Almost instantly, Fanny was able to put pressure on her foot again. I accepted the factd – we both did – that this was not something I could do any more.
There is second state of mind about growing older, and finally setting my own time and deciding what I can do with it.
I want to take even better flower photos, I want to make my blog even better, I want to encourage the Army of Good to help the Cambridge Food Pantry, a symbol of the sacred call to help the needy. I want to live years more with Maria, and walk the farm every morning with my camera, and learn how to manage money and help ensure our financial stability so Maria can stay on the farm she loves and in her studio after I am gone. I want to do good.
I even took Ukelele lessons which I quickly dropped – not for me – but was excited to try.
Most people assume that everything they can’t do they will be able to get to later.
I know better now that there is a powerful and exciting urgency to my life, time matters, what I do with it matters. Honestly, I think about it as a struggle between a kind of death and a kind of life.
There is no work I must do, only work I wish to do, no deadlines to meet, ambitions to submit to, no bosses to answer to, no rivals to compete with..
In our culture, writes Joan Chittister, “being edged off the upper shelf of life and into a kind of shapeless, formless, substance less nowhere land frees their very souls. These are the people who keep reminding themselves and the rest of the world that “we’re all getting older.” Chittister is talking about what i call “old talk” the universal of the elderly self-haters.
When I think about the future, there is another state mind bubbling up from my subconscious into the open. There is a sense of urgenty that comes with my new way ot understanding time and a call me to come alive now, to get going with life, and at long last.
My big lesson as I am aging is this: There is so much more to life than what I have known until now. And I am finding it.
There is the rest of live to be lived that I have been denied or denied myself until now, when there is now almost no choice but to live or die a slow death.
I’m not ready to die, in the body or the soul.
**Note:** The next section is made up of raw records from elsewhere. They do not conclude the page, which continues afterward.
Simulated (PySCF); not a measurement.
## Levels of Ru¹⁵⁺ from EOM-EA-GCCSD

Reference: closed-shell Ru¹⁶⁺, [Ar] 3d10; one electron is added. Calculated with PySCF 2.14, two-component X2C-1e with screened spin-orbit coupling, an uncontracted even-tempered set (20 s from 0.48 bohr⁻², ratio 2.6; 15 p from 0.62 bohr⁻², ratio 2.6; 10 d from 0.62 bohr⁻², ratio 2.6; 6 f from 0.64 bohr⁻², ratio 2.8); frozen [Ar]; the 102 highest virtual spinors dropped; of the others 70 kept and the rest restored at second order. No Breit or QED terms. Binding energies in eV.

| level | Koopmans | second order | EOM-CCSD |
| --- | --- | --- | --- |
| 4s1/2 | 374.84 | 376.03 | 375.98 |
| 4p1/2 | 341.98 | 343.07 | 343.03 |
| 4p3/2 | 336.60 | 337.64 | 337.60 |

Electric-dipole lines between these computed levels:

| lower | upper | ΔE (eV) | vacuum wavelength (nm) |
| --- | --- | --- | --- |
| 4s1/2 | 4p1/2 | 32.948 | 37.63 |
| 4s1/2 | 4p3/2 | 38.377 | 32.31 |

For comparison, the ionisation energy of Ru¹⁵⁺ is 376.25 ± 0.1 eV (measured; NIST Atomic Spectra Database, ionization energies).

This is a learning time for me, not a shrinking or dying time. I have fresh chance to understand what life is really about, and I refuse to waste it.
Curious. You certainly are not interested in hearing what others think of you. Respect is a one-way street?
Thanks Mary your message is curious to me. I hear what people think about me every day of my life but the truth as I’ve said many times is that my blog is the story and evolution of what I think of me, good or bad, not what you or often hostile people on Facebook think of me. Why, I wonder do you follow my writing if you think so little of me? If you have a specific complaint, please state it. Your message is vague and obtuse. I don’t see anything in it that would cause me to alter my life. I’m not running for political office and my life will not be shaped by 3 billion strangers on social media or polling. You know nothing about me and I know nothing about you. I don’t see a great deal of respect for me in your message .That’s not how I shape my precious time on the planet.
That’s it, Jon! We have this amazing chance to purposefully, intentionally live, and we refuse to waste it. I feel the best now, physically and spiritually at 63, than I ever have. Part of it comes from the freedom of having time to explore and seek new things and experiences. And part of it comes from this courage to follow my bliss that I just didn’t have when I was younger, raising a child and building a career. Thanks, as always, for the inspiration to keep going forward!
One must respect individuals as they are, not what we wish them to be. Differences are what make people so interesting. Aging is actually an adventure; one learns new things about themselves every day, and one has the courage to be themselves, not caring what other people think. Continue to grow, Jon, you’re doing great.
Thank you Kaaren, you spoke from my heart exactly.
Beautifully said and so accurate. You have a few years on me. I’m 73. Keep up your blog. It always comforts me. I love all of your bird and animal references. You are blessed in so many ways, as am I. Happy 4th
As I’ve aged I have been falling frequently and am getting injured. Once I ended up at urgent care when my feet got tangled together and I landed on old fence that was full of rusty nails. I ended up with many puncture wounds. I ended up needing a tetanus shot.
My husband reminded me the other say that we’re both growing older and that we need to be more cognizant of that fact. His statement reminded me that I’m not the 16 year old that I think I am. I’m 63 🙁.